1. Passive activity limits. Generally, rental real estate activities are considered passive activities and losses are not deductible unless you have income from other passive activities to offset them.
2. If there is active participation in a passive rental real estate activity, a loss of up to $25,000 of loss from the activity is allowed. This special allowance is an exception to the general rule disallowing losses in excess of income from passive activities.
3. Active participation is achieved by owning at least 10% of the rental property and making management decisions or arranged for others to provide services (such as repairs) in a significant and bona fide sense. Examples of management decisions that may count as active participation include approving new tenants, deciding on rental terms, approving expenditures, and other similar decisions.
4. There are income limitations on this allowed loss. Once a taxpayer’s modified adjusted gross income exceeds $100,000 the $25,000 loss is phased out. When modified adjusted gross income reaches $150,000 no loss is allowed. For MFS returns this limit is cut in half except when the spouses lived together (in this case there is no special loss allowed). This $100,000 threshold is not adjusted for inflation and has remained the same since the Tax Reform Act of 1986 was passed. Modified adjusted gross income is AGI without taking into account taxable social security, the deductions allowed for (IRAs, portion of SE tax, interest paid on student loans, qualified tuition and domestic production activities), passive activity gains or losses, losses from both real estate professionals and publicly traded partnerships and a few other exceptions. This convoluted calculation is what tax software programs are for.
5. Rental real estate losses are allowed like other passive losses to the extent of gains from passive activities. When a rental property is sold all previously unallowed losses are allowed. Plus the excess of the gain over previously unallowed losses is used to allow any other passive losses. This can offer an incentive to taxpayers with large unallowed passive losses to sell appreciated rental property.

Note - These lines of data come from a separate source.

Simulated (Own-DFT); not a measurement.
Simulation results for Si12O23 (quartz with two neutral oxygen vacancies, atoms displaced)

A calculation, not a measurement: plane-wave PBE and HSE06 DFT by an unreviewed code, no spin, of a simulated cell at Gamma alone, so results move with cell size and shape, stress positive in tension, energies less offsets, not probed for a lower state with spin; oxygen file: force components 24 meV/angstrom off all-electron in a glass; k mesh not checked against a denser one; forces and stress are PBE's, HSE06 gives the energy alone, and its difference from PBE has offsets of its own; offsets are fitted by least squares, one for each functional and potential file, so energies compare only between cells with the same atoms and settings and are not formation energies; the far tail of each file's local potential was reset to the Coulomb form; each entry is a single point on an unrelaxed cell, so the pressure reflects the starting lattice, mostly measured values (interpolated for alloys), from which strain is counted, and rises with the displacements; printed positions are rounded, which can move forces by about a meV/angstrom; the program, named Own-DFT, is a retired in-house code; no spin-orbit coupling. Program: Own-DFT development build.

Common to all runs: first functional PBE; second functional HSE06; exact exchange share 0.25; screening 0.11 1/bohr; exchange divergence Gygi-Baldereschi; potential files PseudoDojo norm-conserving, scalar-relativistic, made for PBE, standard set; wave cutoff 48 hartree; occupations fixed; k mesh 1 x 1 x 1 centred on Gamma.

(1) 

6. If someone qualifies as a rental real estate professional all rental losses are allowed provided they also materially participate in the particular activity. In order to qualify for this exception the following conditions must be met. First more than half of the personal services the taxpayer performed in all trades or businesses during the tax year were performed in real property trades or businesses in which the taxpayer materially participated. This requirement makes it very difficult for anyone with full time employment to qualify. There have been several tax court cases almost all ruling against the taxpayer. Second the taxpayer performed more than 750 hours of services during the tax year in real property trades or businesses in which they materially participated.
7. In order to meet the requirements of a real estate professional rental properties can be elected to be treated as a group. This election must be made or the IRS will view the properties as separate. According to the IRS instructions a written statement with the original income tax return for the first tax year in which two or more activities are originally grouped into a single activity. The statement must provide the names, addresses, and employer identification numbers (EIN), if applicable, for the activities being grouped as a single activity. In addition, the statement must contain a declaration that the grouped activities make up an appropriate economic unit for the measurement of gain or loss under the passive activity rules. In spite of these instructions the IRS has issued Rev Procedure 2011-34 which provides guidance to taxpayers on making a late election.
8. There are downsides to making this election and the taxpayer will be bound by it once made. One downside is any suspended losses held from prior to making this election will not be freed up unless a complete disposition is made of all properties under the election. If any properties can be expected to generate income the election should be made with care because that income will not be allowed to offset passive activities.
9. The IRS has stepped up audits of real estate losses. According to a study by the GAO at least 53 percent of individual taxpayers with rental real estate activity for the tax year 2001 misreported the rental real estate activity, resulting in an estimated $12.4 billion of net misreported income.